Steve Wheeler is enjoying retired life. He still does the odd bit of investigation work, but he prefers his familiar routines: the pub quiz, his favorite bench, his cat waiting for him at home. His days of adventure are over. Adrenaline is daughter-in-law Amy's job now. Amy Wheeler thinks adrenaline is good for the soul. Working in private security, every day is dangerous. She's currently on a remote island protecting mega-bestselling author Rosie D'Antonio, until a dead body and a bag of money mean trouble in paradise. So she sends an SOS to the only person she trusts . . . As a thrilling race around the world begins, can Amy and Steve outrun and outsmart a killer?
A more ambitious series ... Not that Osman has deviated entirely from his winning formula. While offering more in scale and scope, the British author continues to play to his considerable strengths by serving up a fiendish mystery and rollicking adventure suffused with warmth and wit ... A busy book ... As the cast grows and one plot strand gives way to another, we begin to worry that the book will sag under its own weight. But Osman knows exactly what he is doing. His multiple characters and many layers lend variety and vivacity to the proceedings ... Both an auspicious start to an entertaining new series and a perfect stopgap to tide us over until Joyce and her friends beguile us all over again.

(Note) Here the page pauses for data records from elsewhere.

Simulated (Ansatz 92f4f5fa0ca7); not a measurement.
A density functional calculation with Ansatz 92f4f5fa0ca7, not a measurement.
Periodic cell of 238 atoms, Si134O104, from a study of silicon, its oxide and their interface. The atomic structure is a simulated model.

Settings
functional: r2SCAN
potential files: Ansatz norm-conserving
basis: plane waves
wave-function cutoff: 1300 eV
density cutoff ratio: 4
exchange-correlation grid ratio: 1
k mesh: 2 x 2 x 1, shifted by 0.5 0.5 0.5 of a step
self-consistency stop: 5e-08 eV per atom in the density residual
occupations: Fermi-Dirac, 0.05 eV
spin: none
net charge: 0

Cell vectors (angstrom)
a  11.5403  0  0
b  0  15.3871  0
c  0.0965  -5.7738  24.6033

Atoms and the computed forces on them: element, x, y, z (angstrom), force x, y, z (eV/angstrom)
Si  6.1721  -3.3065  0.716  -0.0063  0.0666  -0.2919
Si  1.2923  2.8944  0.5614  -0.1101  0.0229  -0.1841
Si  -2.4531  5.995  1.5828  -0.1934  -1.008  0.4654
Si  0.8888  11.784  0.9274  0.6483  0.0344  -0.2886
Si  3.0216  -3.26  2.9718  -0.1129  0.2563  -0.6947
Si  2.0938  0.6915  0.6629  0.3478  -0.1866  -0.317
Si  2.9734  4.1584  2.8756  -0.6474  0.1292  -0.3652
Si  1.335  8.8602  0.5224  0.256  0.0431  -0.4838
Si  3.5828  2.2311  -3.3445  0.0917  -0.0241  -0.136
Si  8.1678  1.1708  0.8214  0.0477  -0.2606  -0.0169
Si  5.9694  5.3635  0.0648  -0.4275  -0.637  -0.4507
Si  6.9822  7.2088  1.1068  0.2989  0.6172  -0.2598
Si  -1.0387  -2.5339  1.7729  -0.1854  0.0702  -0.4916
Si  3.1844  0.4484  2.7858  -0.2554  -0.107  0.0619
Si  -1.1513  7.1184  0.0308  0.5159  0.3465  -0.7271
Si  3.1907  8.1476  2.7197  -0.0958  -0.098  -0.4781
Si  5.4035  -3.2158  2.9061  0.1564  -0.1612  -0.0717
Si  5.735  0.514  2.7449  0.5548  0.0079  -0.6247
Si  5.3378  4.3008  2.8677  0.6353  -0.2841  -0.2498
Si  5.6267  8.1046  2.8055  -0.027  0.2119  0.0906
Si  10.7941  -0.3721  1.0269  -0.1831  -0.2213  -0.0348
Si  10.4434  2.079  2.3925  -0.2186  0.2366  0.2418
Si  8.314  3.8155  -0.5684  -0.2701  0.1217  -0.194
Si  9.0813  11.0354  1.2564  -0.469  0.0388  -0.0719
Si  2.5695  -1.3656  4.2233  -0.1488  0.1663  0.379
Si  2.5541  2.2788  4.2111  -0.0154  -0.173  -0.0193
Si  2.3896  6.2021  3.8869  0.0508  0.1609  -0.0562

Osman sends this crew on a globe-spanning investigation, enlivening his tale with dry wit, crisp dialogue, sharply drawn characters and a pinch or three of sentiment.
The peddler of cosy contemporary crime novels turns peddler of cosy airport thriller ... I read We Solve Murders in a few pleasured gulps. It’s amusing rather than outright funny, involved rather than actually ever tense: everyone here is too ready with a pithy quip or a deft rejoinder for their safety to feel too pressing a concern ... Even if my heart rate was never raised, I was always interested in what came next. Osman doesn’t cheat on his plotting, even if he can be too quick to explain his characters rather than let them just be, sometimes shoehorning in sentiment as he does so ... Osman writes exactly the densely plotted, highly accessible book he wants to. One character’s diatribe, about poached eggs, is structured with a punchline like a full-blown comedy routine. Osman could be funnier if he wanted to be, could be gnarlier if he wanted to be, but he knows he would leave some people behind en route.